Susan Fromberg Schaeffer | |
---|---|
Born | Susan Fromberg March 25, 1940 Brooklyn, New York, U.S. |
Died | August 26, 2011 71) Chicago, Illinois, U.S. | (aged
Education | South Side High School |
Alma mater | University of Chicago |
Occupation(s) | Novelist, poet and academic |
Notable work | Granite Lady (1974); The Madness of a Seduced Woman (1984); Buffalo Afternoon (1989) |
Spouse | Neil J. Schaeffer |
The daughter of wholesale clothier Irving and Edith (née Levine) Fromberg, Susan Fromberg was born in Brooklyn, New York, and graduated from Long Island's South Side High School in 1957. In the Fall, she enrolled at the University of Chicago, where she earned her bachelor's degree in 1961, her master's in 1963, and her doctorate in 1966. The subject of her dissertation was a study of themes in the writings of Vladimir Nabokov, in whom she found "the most intellectual novelist to write in English since James Joyce".[2]
After returning to New York City, she married a fellow English Professor, Neil Jerome Schaeffer (a Columbia University graduate, Chairman of the English Department at Brooklyn College, and a noted scholarly author in his own right) in 1970; they had two children, Benjamin (born 1973), and May (born 1977).[3][4]
As of 2007, her published work included 14 novels, a collection of short stories plus others, six volumes of poetry and two children's books.[1] She contributed frequently to the New York Times Book Review and had a number of scholarly articles on writing published in journals. Her project "Memories Like Splintered Glass" was her first memoir.[5]

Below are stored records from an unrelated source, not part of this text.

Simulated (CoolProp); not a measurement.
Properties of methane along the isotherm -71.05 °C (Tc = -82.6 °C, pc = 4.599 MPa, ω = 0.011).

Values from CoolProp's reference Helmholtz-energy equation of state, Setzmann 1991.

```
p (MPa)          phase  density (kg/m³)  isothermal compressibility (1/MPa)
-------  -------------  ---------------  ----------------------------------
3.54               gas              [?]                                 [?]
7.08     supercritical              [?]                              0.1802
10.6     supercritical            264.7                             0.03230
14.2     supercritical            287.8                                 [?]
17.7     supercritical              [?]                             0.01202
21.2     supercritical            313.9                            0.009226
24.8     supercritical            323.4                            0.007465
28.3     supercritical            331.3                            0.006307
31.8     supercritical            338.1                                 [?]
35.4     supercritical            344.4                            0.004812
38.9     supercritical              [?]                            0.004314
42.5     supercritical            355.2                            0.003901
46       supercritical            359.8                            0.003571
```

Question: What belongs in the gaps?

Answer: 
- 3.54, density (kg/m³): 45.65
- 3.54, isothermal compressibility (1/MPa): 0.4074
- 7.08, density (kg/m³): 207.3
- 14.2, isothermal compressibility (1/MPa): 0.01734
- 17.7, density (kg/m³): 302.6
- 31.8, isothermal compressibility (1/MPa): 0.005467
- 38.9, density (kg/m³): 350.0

Her second novel Anya was based mainly on the biography of Anya Savikin Brodman, to whom Schaeffer gave only passing credit until an accommodation was reached after acrimonious public encounters between the author and her subject.[6]
The New York Times commented on her "gift for evoking complex characters in the grip of extreme psychological stress and physical suffering, notably in 'The Madness of a Seduced Woman' and the Vietnam War novel 'Buffalo Afternoon'".[7] As a poet, she was a finalist for the 1975 National Book Award for Poetry for her collection Granite Lady, she won the O. Henry Award for short fiction three times (in 1978, 1997 and 2006).[8]
After earning her master's degree and while working on her Ph.D., Fromberg instructed English at Wright Junior College in Chicago. She then began teaching at the Illinois Institute of Technology and became an assistant professor of English after receiving her doctorate. She moved back to New York City in 1967 as an assistant professor at Brooklyn College, where her future husband was a colleague in the English department (among her students was Ramona Lofton, a poet whom she encouraged to write a novel, Push being published in 1996 under Lofton's pen name "Sapphire").
Eventually, Push was adapted for the screen and Directed by Lee Daniels and was released as the film "Precious" in 2009 and was produced by Tyler Perry & Oprah Winfrey. It starred Mo'Nique and Mariah Carey & introduced Gabourey Sidibe to film audiences in her screen debut as the titular character Claireece "Precious" Jones. Mo'Nique won a Best Supporting Actress Oscar for her performance as Precious' mother, and Sidibe was nominated for a Best Actress Oscar at the 2010 Oscars. [7] Fromberg became an associate professor in 1972, then professor of English in 1974. In 1985, she was named Broeklundian Professor at Brooklyn College.
She retired from Brooklyn College in 1997. After retirement, she and her husband Neil, lived at their second home in Vermont full-time until 2002. In 2002, they returned to Chicago, living there temporarily until they sold their Brooklyn property and moved to Chicago permanently in 2004.[citation needed]
Schaeffer was a visiting professor at her alma mater, the University of Chicago from 2002 to 2009, teaching fiction and creative writing before illness forced her to stop teaching in March 2009. After a long illness, she died on August 26, 2011, of complications following a stroke,[7] and was survived by Neil, Benjamin and May. Neil died in November 2014.[9]